Today we’d like to introduce you to Marlene Lee.
Hi Marlene, so excited to have you on the platform. So before we get into questions about your work-life, maybe you can bring our readers up to speed on your story and how you got to where you are today.
I decided to enter the fitness and sports industry after graduating high school. I was fortunate to get an internship and then be hired at a sports performance facility back in VA. During the 3.5 years I worked there, I worked with various clients and athletes. The last year I worked there, I was able to be a head coach on Pride Girl’s Lacrosse out of D.C.. working with those girls gave me a lot of inspiration and realization that more women need to be represented in this industry. I wasn’t happy with my work environment anymore or the area, so I took a leap of faith, drove from Virginia to Kansas City, and started working at Redline Athletics in Lee’s summit. I also have clients who I coach outside of the facility, running my own independent business.
I’m sure you wouldn’t say it’s been obstacle free, but so far would you say the journey has been a smooth road?
Not the smoothest being a female in this industry has a lack of respect and understanding. I came from an environment with men who created a completely inappropriate environment for not only the female coaches but the female athletes as well. Seeing these female athletes not being respected or protected was frustrating and infuriating. I couldn’t take it anymore, and that’s why I left.
As you know, we’re big fans of you and your work. For our readers who might not be as familiar, what can you tell them about what you do?
I am an athletic performance coach. I work with athletes from elementary school to minor league level to enhance performance within their sport. That includes speed, power, strength, and injury prevention work. Something that I work hard at is being very versatile. I work hard at being able to work with all sports and all athletes. I do not want to be in any niche or category. I am proud outside of working with athletes, I worked with a girl with a cognitive disorder. She couldn’t walk or run properly. She couldn’t skip or jump due to this disorder. There was a disconnect between firing nerves from her brain to her limbs, almost like a coordination issue. I coached her for a year, and she successfully could run on a treadmill, jump, skip, and move freely without issues. It was a huge accomplishment that I am extremely proud of.
Is there anyone you’d like to thank or give credit to?

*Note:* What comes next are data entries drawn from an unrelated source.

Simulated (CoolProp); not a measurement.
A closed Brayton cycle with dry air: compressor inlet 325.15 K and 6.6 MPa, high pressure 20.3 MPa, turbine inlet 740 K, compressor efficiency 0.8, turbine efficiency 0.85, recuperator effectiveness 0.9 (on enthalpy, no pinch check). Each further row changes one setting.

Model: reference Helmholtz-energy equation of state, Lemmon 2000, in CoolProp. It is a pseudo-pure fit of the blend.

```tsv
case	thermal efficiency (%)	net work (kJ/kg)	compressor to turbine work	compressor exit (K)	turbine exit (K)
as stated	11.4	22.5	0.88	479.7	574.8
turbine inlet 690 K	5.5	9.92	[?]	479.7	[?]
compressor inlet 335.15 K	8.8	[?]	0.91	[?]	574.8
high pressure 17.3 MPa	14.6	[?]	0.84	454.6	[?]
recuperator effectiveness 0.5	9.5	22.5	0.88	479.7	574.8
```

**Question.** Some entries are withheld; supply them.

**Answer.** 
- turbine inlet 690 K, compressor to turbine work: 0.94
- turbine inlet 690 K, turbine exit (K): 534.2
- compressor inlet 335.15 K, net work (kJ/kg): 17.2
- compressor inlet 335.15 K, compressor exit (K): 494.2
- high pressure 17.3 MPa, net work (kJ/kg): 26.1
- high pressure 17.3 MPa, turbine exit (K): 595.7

Having a boss who supports you and empowers you to be dynamic and genuine in this field is rare. My biggest mentors in this industry have been multiple coaches. My main mentor is Phil Padilla; he is currently my boss and has recently influenced my career. He has shown me how to balance motivating and keeping the athletes on track while supporting them and always providing a positive experience. Before I moved and started my career Dan Prenatt, Batchka Zulkhuu, and Abigail Lenderman were all significant influences and shaped me as a coach. I am very grateful for all three of them in different ways. Lastly, my mom has always been my ride-or-die; no matter my decision, she has always had my back. She raised my siblings and me by herself and taught me what hard work and perseverance mean.